Skip to content

Dynamic N

N is not fixed — it grows with traffic

A conversation doesn't go from 0 to 4,000 WPS instantly. Traffic ramps up. N must grow dynamically as the conversation gets hotter. And critically — N can never decrease, because messages written to old partitions can never be moved.


N grows as traffic grows

The hot partition service monitors total WPS per conversation and adjusts N accordingly:

N = ceil(total_WPS / 800)   ← 800 not 1000, leave 20% headroom

As traffic ramps:

Phase 1 — normal:
  conv_abc123 → 200 WPS
  N = ceil(200/800) = 1
  Partition key: conv_abc123 (no suffix)

Phase 2 — getting hot:
  conv_abc123 → 900 WPS → threshold crossed
  N = ceil(900/800) = 2
  Partition keys: conv_abc123#0, conv_abc123#1
  Each partition: ~450 WPS ✓

Phase 3 — hotter:
  conv_abc123 → 2,200 WPS total
  N = ceil(2200/800) = 3
  Partition keys: conv_abc123#0, conv_abc123#1, conv_abc123#2
  Each partition: ~733 WPS ✓

Phase 4 — peak:
  conv_abc123 → 4,000 WPS
  N = ceil(4000/800) = 5
  Partition keys: conv_abc123#0 through conv_abc123#4
  Each partition: ~800 WPS ✓

The registry always stores the maximum N ever reached:

registry: { conv_abc123: { max_N: 5 } }

Why N can never decrease

Suppose the conversation cools down from 4,000 WPS to 100 WPS. Could you set N back to 1?

No. Messages written during the hot period are physically stored in partitions #0 through #4. If you set N=1 and only query conv_abc123, you miss all messages in #1, #2, #3, #4. Those messages are not lost — they're still in DynamoDB — but you can never read them again without knowing to look in the salted partitions.
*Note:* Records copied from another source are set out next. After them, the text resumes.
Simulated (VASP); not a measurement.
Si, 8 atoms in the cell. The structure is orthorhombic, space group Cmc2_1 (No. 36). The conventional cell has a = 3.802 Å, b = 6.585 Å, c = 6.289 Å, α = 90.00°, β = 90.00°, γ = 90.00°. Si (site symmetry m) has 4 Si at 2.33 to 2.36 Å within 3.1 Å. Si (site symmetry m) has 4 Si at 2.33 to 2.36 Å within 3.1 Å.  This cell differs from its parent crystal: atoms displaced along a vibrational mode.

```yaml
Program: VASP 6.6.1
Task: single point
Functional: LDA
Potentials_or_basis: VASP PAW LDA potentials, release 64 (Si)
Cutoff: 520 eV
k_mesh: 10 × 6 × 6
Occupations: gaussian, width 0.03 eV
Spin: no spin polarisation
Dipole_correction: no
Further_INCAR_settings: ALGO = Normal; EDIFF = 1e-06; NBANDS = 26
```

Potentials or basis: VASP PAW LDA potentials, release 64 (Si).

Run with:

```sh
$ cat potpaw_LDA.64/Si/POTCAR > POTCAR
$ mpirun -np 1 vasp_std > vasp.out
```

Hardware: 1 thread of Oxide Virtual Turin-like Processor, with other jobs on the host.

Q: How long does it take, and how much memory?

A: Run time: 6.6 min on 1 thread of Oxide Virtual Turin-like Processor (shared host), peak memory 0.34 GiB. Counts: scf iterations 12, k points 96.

Messages written when N=5:
  conv_abc123#0 → msg_aaa, msg_eee, ...
  conv_abc123#1 → msg_bbb, msg_fff, ...
  conv_abc123#2 → msg_ccc, msg_ggg, ...
  conv_abc123#3 → msg_ddd, msg_hhh, ...
  conv_abc123#4 → msg_iii, msg_jjj, ...

If you set N=1 and query only conv_abc123:
  → returns nothing (no messages were ever written to the unsuffixed key after N>1)
  → chat history appears empty → catastrophic data loss from user's perspective

The rule: max_N is a high-water mark. It only goes up, never down.


The cost of keeping N high

When a conversation cools down but max_N stays at 5, every read must still query 5 partitions. This is a permanent read overhead for conversations that were once hot.

At scale, this is acceptable:

Hot conversations (ever reached N>1):
  Assume 0.1% of all conversations = 200k conversations
  Each read queries N partitions in parallel → latency bounded by slowest, not sum
  Overhead per read: N parallel DynamoDB reads instead of 1

Normal conversations (N=1 forever):
  No overhead, zero impact

The 99.9% of normal conversations are unaffected. The 0.1% that were ever hot pay a small read overhead — a fair price for having handled 4,000 WPS without data loss.


Interview framing

"N grows dynamically as traffic increases — ceil(WPS/800). It never decreases because messages can't be moved between partitions. max_N is a high-water mark stored in the registry. Reads always use max_N to ensure no messages are missed. The read overhead for historically hot conversations is acceptable — they're rare and queries run in parallel."